With over 200 million users streaming its video services, the backend CDN servers, storage, and networks at Netflix have to balance performance and efficiency carefully. As one might imagine, I/O reigns supreme but having a balanced stable of compute is also critical.
The goal is to serve as many customers as possible out of a single box, says Drew Gallatin, who has helped lead efforts at Netflix to kick that rate from 200Gb/sec of TLS encrypted video out of a single box to 400Gb/sec. He says that there are even prototype efforts underway on the 800Gb/sec horizon.
The momentum toward that upper limit has been swift. It was only in 2020 that Gallatin and team were able to hit the 200Gb/sec mark but seeing four 100Gb/sec network ports open on their single-socket AMD EPYC Rome system got them thinking about what could be possible. What they put together is not just useful from a large-scale video streaming services point of view — this is something we might expect to see in other memory bandwidth-limited areas, including HPC, especially as similar nodes pop up in some of the largest supercomputing sites.

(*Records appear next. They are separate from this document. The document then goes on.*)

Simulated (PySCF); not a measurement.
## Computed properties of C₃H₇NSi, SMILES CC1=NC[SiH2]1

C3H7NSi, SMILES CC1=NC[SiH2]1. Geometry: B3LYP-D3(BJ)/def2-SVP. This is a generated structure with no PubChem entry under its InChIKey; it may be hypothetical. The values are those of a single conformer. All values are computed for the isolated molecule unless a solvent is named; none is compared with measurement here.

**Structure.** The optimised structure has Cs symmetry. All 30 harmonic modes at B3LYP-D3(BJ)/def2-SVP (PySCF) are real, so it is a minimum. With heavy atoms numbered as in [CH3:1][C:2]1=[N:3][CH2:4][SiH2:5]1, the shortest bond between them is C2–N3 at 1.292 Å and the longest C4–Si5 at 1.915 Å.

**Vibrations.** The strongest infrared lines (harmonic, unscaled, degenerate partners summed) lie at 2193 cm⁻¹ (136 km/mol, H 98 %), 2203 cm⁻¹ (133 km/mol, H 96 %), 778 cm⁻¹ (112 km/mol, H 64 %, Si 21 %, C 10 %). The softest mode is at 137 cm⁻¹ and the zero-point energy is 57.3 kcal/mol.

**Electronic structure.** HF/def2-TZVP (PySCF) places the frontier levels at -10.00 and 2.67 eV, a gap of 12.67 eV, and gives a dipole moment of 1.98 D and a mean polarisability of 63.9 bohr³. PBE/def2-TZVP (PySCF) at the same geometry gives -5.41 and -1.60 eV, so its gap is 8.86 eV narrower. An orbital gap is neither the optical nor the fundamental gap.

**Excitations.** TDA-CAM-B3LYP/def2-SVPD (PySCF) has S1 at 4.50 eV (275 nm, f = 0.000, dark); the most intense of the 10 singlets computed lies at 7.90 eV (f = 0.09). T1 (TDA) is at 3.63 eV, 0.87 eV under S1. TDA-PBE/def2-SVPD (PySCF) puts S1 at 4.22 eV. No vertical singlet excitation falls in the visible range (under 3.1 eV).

The backend serving systems being evaluated at Netflix for how well they’re pushing ultra-low latency and high bandwidth are based on 32-core (2.5GHz) AMD Rome CPUs with 256GB DDR-3200, granting eight channels with 150Gb/sec memory bandwidth. The systems provide 128 lanes of PCIe Gen-4 (250Gb/sec of IO bandwidth). Each system has two Mellanox ConnectX-6 NICs, (Gen-4 x 16). They have two full-speed 100GbE ports per NIC for a total of 4X 100GbE in total with support for critical elements, including kTLS offload on the NIC — something that is of the utmost importance for Netflix’s serving workflow. For these systems they also have eighteen WD NVMe drives (2TB) but because of when these were purchased they are Gen-3.
Gallatin says they looked at two other architectures to fit the video serving bill: Ampere’s Altra Arm Neoverse platform as well as Intel Ice Lake CPUs. For Ampere and Ice Lake both the issue of FreeBSD support was a limiting factor and there has not been ample time to optimize for Ice Lake either. There’s more detail here.
There is a nice workflow chart below highlighting what a big deal getting even 200Gb/sec means, not to mention anything beyond that. You select a movie — a client has an algorithm that fetches a few MBs ahead. NGINX gets the request and launches a sendfile request to satisfy it. That data is brought in from those NVMe drives on the lower left (aggregate 50Gb/sec) then that’s read into system memory.
As a quick side note, Netflix runs FreeBSD, the NGINX web server and the sendfile protocol. They have kernel-level kTLS data encryption in the pipeline to avoid extra boundary crossings with all that pulling of data off disk to be written back. Gallatin says this one little feature saves around 60 percent CPU utilization.
The tough spot for Netflix is the encryption part. Doing crypto in the CPU requires an extra memory read (to read the plain text) and an extra memory write (to write the encrypted content). This doubles memory bandwidth.
In the above flow, the green arrows (reads and writes) they can remove one read and one write of data, effectively cutting memory bandwidth in half.
Luckily for Netflix, there is Drew Gallatin, who has worked for many years optimizing networks for large-scale problems and has NUMA’s potential down to a science. He started his career building the 10GbE device drivers for Myricom and after other experiences, wound up at Google in the platforms and networking division before moving to the video content giant, where he has spent over six years. All of those experiences led to a nuanced understanding of what NUMA might be able to provide, especially on a single-socket, I/O optimized platform with plenty of available I/O — assuming all the tricks in getting the various domains to talk without too much tripping and overstepping.
The NUMA aspect is interesting here. It’s all still single-socket but it’s taking advantage of the flat mode where four different chips in a package can be exposed as “quadrants” of the Rome chip. These quadrants are configured essentially as four NUMA domains.
“One thing NUMA does, when you run AMD machines in NUMA mode, is that you can make more efficient use of their memory controllers,” Gallatin says. “The strategy was to keep as much of our bulk data off the NUMA fabric as we can.” Netflix only has NICs on two of the four NUMA nodes in its setup and different numbers of NVMe for each node as well. It had to come up with some hacks to pretend a NIC was in all four NUMA domains and ended up, on average, seeing around 1.25 NUMA crossings, 75 percent of disk reads across NUMA, and 50 percent of NIC transmits across NUMA for a total of 62.5Gb/sec of data on the NUMA fabric.
This does get into the weeds — you can see the full setup here from Gallatin’s FreeBSD talk here. He also describes the Netflix (and mostly FreeBSD) limitations when it comes to Ampere and Ice Lake.
It is quite conceivable that Netflix might be able to double to 800Gb/sec with existing AMD dual-socket servers, or with future servers supporting increased memory bandwidth via DDR5 and more memory channels.